No, I’m not an East German software judge, but calling it 10 might be a little over zealous.

We have all seen the little Windows icon appear in the lower right corner of our screens lately trying to convince us to “reserve” our free copy of Windows 10. Is it just me or does it seem a just a little desperate to suggest that Microsoft might run out of kilobytes, or somehow not be able to make enough download-able digital copies to satisfy the masses upon its release? I know I know, one of the main marketing tenants is to create a sense of urgency, but come on, it’s just a version of Windows, not a McRib for goodness sake.

Microsoft is trying to distance themselves from Windows 8, who wouldn’t. Win 8 was a quite a mis-step, arguably the most unfavorable iteration of Mr. Gates’ fenestration based operating system since Windows ME, now that’s going back a ways, right past even Vista if that says anything to you. Now this article is not meant to beat up on the already downtrodden Win 8, but to discuss Win 10 is not possible without making reference to it. You see, if it wasn’t for how bad 8 is, I’m pretty sure no one would be anticipating 10 much at all.

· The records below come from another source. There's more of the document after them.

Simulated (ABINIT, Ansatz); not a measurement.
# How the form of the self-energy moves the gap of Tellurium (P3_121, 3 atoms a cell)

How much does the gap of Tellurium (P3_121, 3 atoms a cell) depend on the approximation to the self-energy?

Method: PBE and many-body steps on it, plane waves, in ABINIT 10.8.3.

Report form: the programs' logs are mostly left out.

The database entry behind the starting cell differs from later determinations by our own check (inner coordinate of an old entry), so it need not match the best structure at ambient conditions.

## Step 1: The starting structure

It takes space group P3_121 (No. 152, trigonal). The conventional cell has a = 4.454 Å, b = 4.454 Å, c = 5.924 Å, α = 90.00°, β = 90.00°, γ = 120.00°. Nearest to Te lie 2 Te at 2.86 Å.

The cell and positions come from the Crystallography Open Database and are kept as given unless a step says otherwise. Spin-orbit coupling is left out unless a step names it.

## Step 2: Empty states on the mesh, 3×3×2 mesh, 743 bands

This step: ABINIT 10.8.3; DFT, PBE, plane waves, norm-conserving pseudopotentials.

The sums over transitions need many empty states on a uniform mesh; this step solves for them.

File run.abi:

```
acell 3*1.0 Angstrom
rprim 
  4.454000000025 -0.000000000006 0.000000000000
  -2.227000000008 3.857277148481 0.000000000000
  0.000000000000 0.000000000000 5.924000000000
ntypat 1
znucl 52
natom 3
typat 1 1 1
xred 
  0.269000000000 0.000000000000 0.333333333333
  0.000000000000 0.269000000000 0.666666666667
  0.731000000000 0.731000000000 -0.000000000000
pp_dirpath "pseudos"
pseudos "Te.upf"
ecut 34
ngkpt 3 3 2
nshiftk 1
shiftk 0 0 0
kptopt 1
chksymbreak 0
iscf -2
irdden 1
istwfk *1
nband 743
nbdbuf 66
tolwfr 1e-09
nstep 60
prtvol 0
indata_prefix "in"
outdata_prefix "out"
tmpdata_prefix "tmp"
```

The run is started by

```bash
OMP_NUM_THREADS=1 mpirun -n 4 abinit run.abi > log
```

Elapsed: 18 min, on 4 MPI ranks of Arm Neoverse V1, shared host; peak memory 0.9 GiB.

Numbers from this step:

I’m calling it an 8.5 because that’s what it is, an improvement to Windows 8.1. I think if Microsoft could have taken a mulligan, they would have deleted Windows 8 and called this new version 8, and then they could have had a 9 then a 10 like a normal software company. But in traditional style they took a cue from Apple and are choosing to make a big kerfuffle about the one called OS X, oops, I mean Windows 10.

As of now I’ve been using 10 it in its pre-release versions for a few months and I do admire that Microsoft has been very open and forthcoming with download-able versions of their new OS as development progressed. It has been a great heads up for computer types like me to know what might be making our phones ring down the road. I even have a laptop dedicated to installing these pre-release versions of 10 as they come out, in fact this article is being written using that laptop running 10, and certainly works good enough for that.

So here’s some meat and potatoes on 10 thus far:

  • That Win 8 startup screen with all the boxes, what I call “box land”, is gone! The computer now boots to the desktop like a normal computer. If you are one of the few who enjoy “box land”, Win 10 lets you use “tablet mode” to bring them back.
  • The start menu is back, kinda sorta. Still not as useful as in Windows  XP or 7, it’s really just “box land” stuffed into a smaller list you can get to from the lower left corner of the screen.
  • iPhone fans might get a kick out of the “Cortana” feature. It’s like “Siri” so it will get asked a few inappropriate questions just for laughs and then turned off.
  • The interface will be similar to that on Windows phones (which no one uses) and on Windows tablets (which no one uses). But who knows, maybe Win 10 will be so well received that iPhones and Androids will be left in little baskets at fire stations all across the country with little notes that read “I just really want a phone that is as awkward to use as my new PC.” Yeah, probably not.
  • They got rid of the confusing “Libraries” folders in Windows Explorer! Let there be much rejoicing! Seriously, those Library things were just awful.
  • The icons you see on the desktop etc. look as if the designers at Microsoft got a little nostalgic to me. They have a very Windows 3.1 aesthetic to them, lacking the smoothed out refinement of Win 7 graphics. I don’t know, kinda makes me worry a little when I see that, like when your favorite band suddenly puts out an album of B sides or “unreleased” tracks, for die hards it’s cool, for everyone else it’s just crummy stuff that doesn’t make any sense.

Should you rush to upgrade?

If you are currently running Windows XP or Vista and really want that new Operating System smell, I’ll say you are probably better off buying a new machine with Windows 10 already on it. Microsoft is not offering it you free if you have one of these older versions of Windows and your hardware probably won’t run it all that great anyway without some tinkering.

If you are currently running Windows 7, I will paraphrase the late Charlton Heston and say you will take away my Windows 7 “From my cold dead hands!” I’m sorry but Win 7 is still the one to beat. It’s stable, familiar, and looks like it will be the last to look and feel like the Windows we have grown accustomed to these past 20 years. I recently read that the percentage of PCs running Windows 7 actually went up during Windows 8’s tenure. That’s funny.

If you are currently running Windows 8 or 8.1, I would say let some other folks run the upgrade to 10 first and let’s see how it goes. There are sure to be some bugs to work out and the only thing worse than running a crummy OS is to have an upgrade go bad and be left with a fancy paperweight on your desk.

Final thoughts…

Without Windows 8 to make 10 seem good, the conversation about 10 would be more like “Why did they make Windows 7 worse?”

You see, at the end of the day Windows 10 to me is a played up attempt to “fix” Windows 8. There’s really not much new here to make it stand out other than it’s not as bad as 8. It’s unfortunate when the thrust of your “innovation” is mostly backpedaling from the version before. Oh well, while Microsoft crawdaddys into the future, I’ll wait to see what they have come up with next year after I hunt down one of those elusive meat-ish sandwiches with a McFlurry chaser.